For the second time in two weeks, Hamas and Israel have reached on Saturday an agreement to restore calm after tensions on the Gaza Strip left several four Palestinians and one Israeli killed.
The ceasefire agreement was reached with help from the Egyptian side and United Nations efforts, Hamas spokesperson Fawzi Barhoum told Reuters news agency.
Israeli officials did not immediately comment on Hamas’ announcement; however there was a military activity reported in Gaza in the early hours of Saturday, especially that the Israeli military have announced that an officer was killed.
The United Nations envoy for the Middle East peace process, Nickolay Mladenov, will issue an urgent appeal for calm.
“Everyone in Gaza needs to step back from the brink. Not next week. Not tomorrow. Right now!” he wrote on Twitter, adding: “those who want to provoke Palestinians and Israelis into another war must not succeed.”
On Friday, Israel launched airstrikes on Gaza killing four people.
On Thursday, Israel’s Parliament passed a controversial law declaring that only Jews have a right to national self-determination in Israel. The law is backed by the right-wing government and was passed by majority. The bill says that “Israel is the historic homeland of the Jewish people” and “the right to exercise national self-determination in the State of Israel is unique to the Jewish people.” It also downgrades Arabic from an official language alongside Hebrew to a “special” one, and declares Jerusalem the united capital of Israel.
The law also instructs the state to preserve the Jewish heritage within the diaspora, and contains passages about national holidays, the flag, the anthem, and making the Hebrew calendar the official calendar.
Israel has 1.9 million Arab citizens, or about 21% of the total population of 9 million. Another 5% of the population consists of non-Arab Christians or other ethnic groups.
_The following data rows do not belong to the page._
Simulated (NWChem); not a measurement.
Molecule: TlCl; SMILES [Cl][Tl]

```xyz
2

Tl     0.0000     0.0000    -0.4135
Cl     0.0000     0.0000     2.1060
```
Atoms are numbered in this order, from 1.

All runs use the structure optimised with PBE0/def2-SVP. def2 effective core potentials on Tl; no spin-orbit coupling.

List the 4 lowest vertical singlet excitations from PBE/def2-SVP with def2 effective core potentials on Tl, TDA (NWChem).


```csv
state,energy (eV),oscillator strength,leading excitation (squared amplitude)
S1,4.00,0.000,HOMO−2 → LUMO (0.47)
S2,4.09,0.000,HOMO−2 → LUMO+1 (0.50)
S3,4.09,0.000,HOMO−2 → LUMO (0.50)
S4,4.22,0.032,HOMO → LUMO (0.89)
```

The law also says that the Israeli state views “the development of Jewish settlements as a national value and will act to encourage and promote its establishment.”
Settlements in the occupied West Bank are viewed as illegal under the international law and a major impediment to a viable Palestinian state in the future.
In a response to this, Al-Azhar and Egypt’s Dar Al-Ifta condemned the law, describing it as racist, while the Arab affairs committee in the Egyptian Parliament described the law as a step to hinder the peace process.